Turkey, one of the three guarantors of security on Cyprus, split by an unlawful Turkish invasion in 1974, said the United Nations Security Council shouldn’t have extended the mission of a peacekeeping force on the island as it has for decades.
Turkey said keeping the UN force on the island along with its own force as well as security guarantees from Greece and the United Kingdom, the former Colonial ruler that still has a military base there, was incompatible with previous UN reports, said Ahval, an independent online news site about Turkey.
The decision to extend the mandate will ensure the presence of UN peacekeeping forces on the Eastern Mediterranean island for the next six months, a routine approval that has gone on for scores of years to keep the two sides from fighting.
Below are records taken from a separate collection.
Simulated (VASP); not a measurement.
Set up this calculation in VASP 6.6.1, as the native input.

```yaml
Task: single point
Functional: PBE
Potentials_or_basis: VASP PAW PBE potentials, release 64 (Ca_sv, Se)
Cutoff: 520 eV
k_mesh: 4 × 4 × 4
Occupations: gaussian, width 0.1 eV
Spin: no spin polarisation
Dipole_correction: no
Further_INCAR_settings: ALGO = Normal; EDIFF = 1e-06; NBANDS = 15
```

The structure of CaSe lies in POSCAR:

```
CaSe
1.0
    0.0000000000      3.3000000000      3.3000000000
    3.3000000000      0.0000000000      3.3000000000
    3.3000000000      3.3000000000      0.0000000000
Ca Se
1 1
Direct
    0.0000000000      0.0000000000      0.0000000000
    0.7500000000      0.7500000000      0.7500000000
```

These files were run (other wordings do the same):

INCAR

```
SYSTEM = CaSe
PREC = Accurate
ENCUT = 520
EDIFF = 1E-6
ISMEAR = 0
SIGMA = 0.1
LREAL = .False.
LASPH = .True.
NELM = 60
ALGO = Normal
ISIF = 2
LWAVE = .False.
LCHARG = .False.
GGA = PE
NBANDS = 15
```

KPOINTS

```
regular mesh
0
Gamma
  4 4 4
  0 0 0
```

Cyprus’ legitimate government, a member of the European Union that Turkey wants to join while barring Cypriot ships and planes, had wanted to the UN force mission extended in the wake of collapsed unity talks in July, 2017 at the Swiss resort of Crans-Montana.
Jonathan Cohen, the United States’ acting permanent representative to the UN, said while perpetual peacekeeping forces aren’t the right idea that for now it allow for reconfiguration of UN activities on the island without explaining what that meant.
The peacekeeping force on the island was formed in 1964 after a bout of communal violence. Turkey said the extension contradicted statements made on Cyprus by UN Secretary General Antonio Guterres who was at the failed Swiss talks.
“Both in his report on his Mission of Good Offices in Cyprus dated 15 October 2018 and his latest report on the UN operations in Cyprus dated 11 January 2019, submitted to the UN Security Council, UN secretary-general had emphasised the need for new ideas, without referring to a specific settlement model,” the Cyprus Mail quoted the Turkish government as saying.
“Despite this fact, in this most recent resolution, the UN Security Council has adopted a position which goes beyond the UN secretary-general’s views. Moreover, the UN Security Council has voiced prejudgments regarding the result of the ongoing contacts by the UN official assigned on a temporary basis by the UN secretary-general and the possible future shape of the settlement process,” it said.
The Turkish Foreign Ministry also criticized the UN for failing to consult with Turkish-Cypriot officials and their leader, Mustafa Akincin, on the occupied northern third, complaining they hadn’t wanted a full withdrawal of UN peacekeeping forces (UNFICYP) but that the terms of their mandate could be revised.
“UN Peacekeepers were first sent to Cyprus in March 1964. That means 55 years. UNFICYP should not become a symbol of the status quo on the island nor should the mandate serve to further encourage the Greek Cypriot side’s reluctance to work towards a settlement,” Cyprus Mail quoted Akıncı as saying.
The Greek-Cypriot side, however, said the incident had shown that Turkey was attempting to create “chaos” while the Greek administration sought an end to the dispute.
“(For) decades now Turkey is blocking a solution apparently because it has other plans,” the newspaper quoted Greek Cypriot government spokesman Prodromos Prodromou as saying.
Turkey is the only country that recognizes its self-declared Republic. The last round of reunification talks broke off when Akinci and Turkish President Recep Tayyip Erdogan said they would never remove an army on the occupied land and wanted the right to military intervene again when they wanted.
Guterres wants the talks restarted although after the Swiss debacle he released a report blaming neither side yet now saying he’s optimistic a solution can be found without explaining why.
He sent American diplomat Jane Holl Lute to talk to both sides in a bid to get them to talk again but Akinci he fears time is running out and the island headed for permanent division.